The plating layer 31 includes a Ni plating layer 31a provided on the outer periphery of the base electrode layer 30 to cover the base electrode layer 30, and a Sn plating layer 31b provided on the outer periphery of the Ni plating layer 31a to cover the Ni plating layer 31a. The Ni plating layer 31a prevents the base electrode layer 30 from being corroded by solder when the ceramic electronic component is mounted. The Sn plating layer 31b facilitates the mounting of the multilayer ceramic capacitor 1A by improving solderability. The Ni plating layer 31a includes plating made of nickel or an alloy including nickel. The Sn plating layer 31b includes plating made of Sn or an alloy including Sn. The plating layer 31 may include at least one selected from a group including Cu, Ni, Sn, Ag, Pd, a Ag—Pd alloy, and Au, for example, in addition to the above-described metals.
The spacers 10 are a pair of spacers including a first spacer 10A and a second spacer 10B. The first spacer 10A and the second spacer 10B are collectively referred to as spacers 10 when distinction therebetween is not necessary. The first spacer 10A and the second spacer 10B are adjacent to the second capacitor principal surface A2 of the multilayer ceramic capacitor 1A. The first spacer 10A is at one end in the length direction L, and the second spacer 10B is at the other end in the length direction L. The first spacer 10A and the second spacer 10B have the same rectangular or substantially rectangular shape and are arranged to face each other with a certain distance therebetween.
Each spacer 10 is substantially rectangular-parallelepiped-shaped. Of the six outer surfaces of the spacer 10, a pair of outer surfaces opposite to each other in the lamination direction T is referred to as a first spacer principal surface AS1 and a second spacer principal surface AS2, a pair of outer surfaces opposite to each other in the width direction W is referred to as a first spacer side surface BS1 and a second spacer side surface BS2, and a pair of outer surfaces opposite to each other in the length direction L is referred to as a first spacer end surface CS1 and a second spacer end surface CS2.

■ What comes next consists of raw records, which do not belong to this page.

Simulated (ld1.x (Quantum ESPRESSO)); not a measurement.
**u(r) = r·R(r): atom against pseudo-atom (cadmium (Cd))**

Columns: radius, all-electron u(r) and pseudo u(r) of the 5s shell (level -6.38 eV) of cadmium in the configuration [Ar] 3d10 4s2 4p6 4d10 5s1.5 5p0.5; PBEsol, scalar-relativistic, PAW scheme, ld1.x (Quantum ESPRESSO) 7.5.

The first spacer principal surface AS1 is a surface adjacent to the multilayer body 2, and the second spacer principal surface AS2 is a mounting surface joined to the mounting board 210.
The first spacer principal surface AS1 of the first spacer 10A is in contact with a surface of the first outer electrode provided on the first capacitor end surface C1 at a side adjacent to the second capacitor principal surface A2. The first spacer principal surface AS1 of the second spacer 10B is in contact with a surface of the second outer electrode provided on the second capacitor end surface C2 at a side adjacent to the second capacitor principal surface A2.
The shape of each spacer 10 in cross section orthogonal to the lamination direction T is a rectangular or substantially rectangular shape having short sides extending in the length direction L and long sides extending in the width direction W. The first spacer side surface BS1 and the second spacer side surface BS2 extend along the short sides of the spacer 10, and the first spacer end surface CS1 and the second spacer end surface CS2 extend along the long sides of the spacer 10.
The first spacer end surface CS1 of the first spacer 10A is adjacent to the first outer electrode 3A at a side adjacent to the first capacitor end surface C1, and the second spacer end surface CS2 of the second spacer 10B is adjacent to the second outer electrode 3B at a side adjacent to the second capacitor end surface C2.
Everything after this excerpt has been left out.